Chinese companies say they'll hand nearly half their AI chip budgets to domestic suppliers within a year, and Nvidia is the one paying for it.
A Bloomberg Intelligence survey published July 7 found that executives at Chinese companies expect to allocate 46% of their AI accelerator spending to homegrown chips over the next twelve months, up from roughly 30% today. That's not a forecast from an analyst extrapolating trend lines. It's what buyers themselves are telling Bloomberg they intend to do with their own money, and it's the clearest numerical signal yet of how fast Beijing's substitution push is moving through actual corporate purchasing decisions.
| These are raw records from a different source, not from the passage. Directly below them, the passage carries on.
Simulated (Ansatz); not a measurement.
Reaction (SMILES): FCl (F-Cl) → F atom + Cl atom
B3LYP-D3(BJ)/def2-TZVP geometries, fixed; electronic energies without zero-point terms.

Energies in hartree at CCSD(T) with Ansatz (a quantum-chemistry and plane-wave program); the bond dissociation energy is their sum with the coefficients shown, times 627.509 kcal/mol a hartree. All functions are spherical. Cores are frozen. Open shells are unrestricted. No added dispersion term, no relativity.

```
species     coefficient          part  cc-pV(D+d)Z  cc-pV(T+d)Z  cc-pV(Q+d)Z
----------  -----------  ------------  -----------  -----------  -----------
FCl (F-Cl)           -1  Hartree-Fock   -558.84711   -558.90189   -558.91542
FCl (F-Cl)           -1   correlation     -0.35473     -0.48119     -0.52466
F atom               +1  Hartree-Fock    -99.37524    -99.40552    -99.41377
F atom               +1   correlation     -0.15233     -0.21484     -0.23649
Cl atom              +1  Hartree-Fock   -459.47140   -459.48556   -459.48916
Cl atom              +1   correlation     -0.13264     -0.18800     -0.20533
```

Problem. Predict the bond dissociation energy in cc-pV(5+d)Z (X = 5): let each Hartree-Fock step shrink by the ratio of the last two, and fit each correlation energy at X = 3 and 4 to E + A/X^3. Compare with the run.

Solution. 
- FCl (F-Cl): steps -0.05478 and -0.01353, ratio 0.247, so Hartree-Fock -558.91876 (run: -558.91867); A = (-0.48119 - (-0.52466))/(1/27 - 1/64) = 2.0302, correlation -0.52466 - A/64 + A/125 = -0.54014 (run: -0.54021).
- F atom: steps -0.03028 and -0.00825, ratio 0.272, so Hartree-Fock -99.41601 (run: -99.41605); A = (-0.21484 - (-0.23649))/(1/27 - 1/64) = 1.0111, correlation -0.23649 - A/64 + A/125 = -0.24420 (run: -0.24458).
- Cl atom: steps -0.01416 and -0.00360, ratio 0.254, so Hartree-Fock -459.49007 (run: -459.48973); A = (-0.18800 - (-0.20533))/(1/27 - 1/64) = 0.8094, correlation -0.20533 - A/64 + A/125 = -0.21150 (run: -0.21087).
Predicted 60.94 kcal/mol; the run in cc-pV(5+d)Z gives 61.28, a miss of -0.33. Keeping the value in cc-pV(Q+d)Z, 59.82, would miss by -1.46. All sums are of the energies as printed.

The same survey found something almost as striking. Eighty percent of the executives polled said their total infrastructure spending is running over budget this year, and they blame the cost of AI buildouts specifically. Building AI capacity in China right now costs more than companies planned for, and a growing share of that overspend is going to chips that, by most independent estimates, still lag Nvidia's by a wide margin.
That gap is real, and it's worth sitting with the actual numbers instead of the narrative that Chinese silicon is closing in fast. Estimates cited by analysts tracking Huawei's Ascend program suggest that if Huawei produced 800,000 Ascend 910C chips in 2025, that entire run represented about 5.3% of the total processing power Nvidia shipped that year alone. Chinese companies aren't switching to domestic chips because Huawei and Cambricon have matched Nvidia's performance. They're switching because Washington and Beijing have both made the decision for them.
China's Ministry of Industry and Information Technology has added Huawei and Cambricon processors to its approved government procurement list. Nvidia isn't on it. For state-linked buyers, that alone reroutes billions of dollars in spending regardless of which chip actually benchmarks better. Huawei is racing to fill the resulting demand: the company has planned roughly 750,000 Ascend 950PR units for 2026, with mass production that began in April and full-scale shipments expected in the second half of the year. Cambricon posted first-quarter revenue of $423 million, according to the company's own disclosures, a figure that would have been unthinkable for a Chinese AI chip maker two years ago.
Software is following the hardware. Zhipu AI's GLM-5 model was trained entirely on Huawei Ascend chips, and DeepSeek has optimized its V4 model to run on Ascend too. A chip ecosystem survives on the software written for it, and every major Chinese lab that ports its training and inference stack to Ascend makes the next lab's decision to do the same a little easier.
Nvidia has been losing ground for reasons of its own as well. The company halted production of China bound H200 chips in March, after months of regulatory back and forth over whether it would even be allowed to sell them. Jensen Huang has spent much of the past year arguing publicly that cutting Nvidia out of China only accelerates Huawei's rise, a case laid out in detail in a recent report from The Wire China on how Nvidia invokes its Chinese rival to lobby Washington for looser export rules. The irony is that both governments' policies are proving him right at the same time.
None of this means Nvidia is being pushed out of China entirely. Thirty percent of accelerator budgets are still headed its way even in the survey's own numbers, and China's data center buildout is large enough that a shrinking share of a growing pie can still mean real revenue. But the direction of travel is now backed by a number, not a hunch. Executives who control the budgets say they're moving nearly half their spending to local suppliers within a year. For Nvidia investors watching chip stocks swing on every headline out of Beijing and Washington this week, that's the figure that should matter more than any single export control announcement.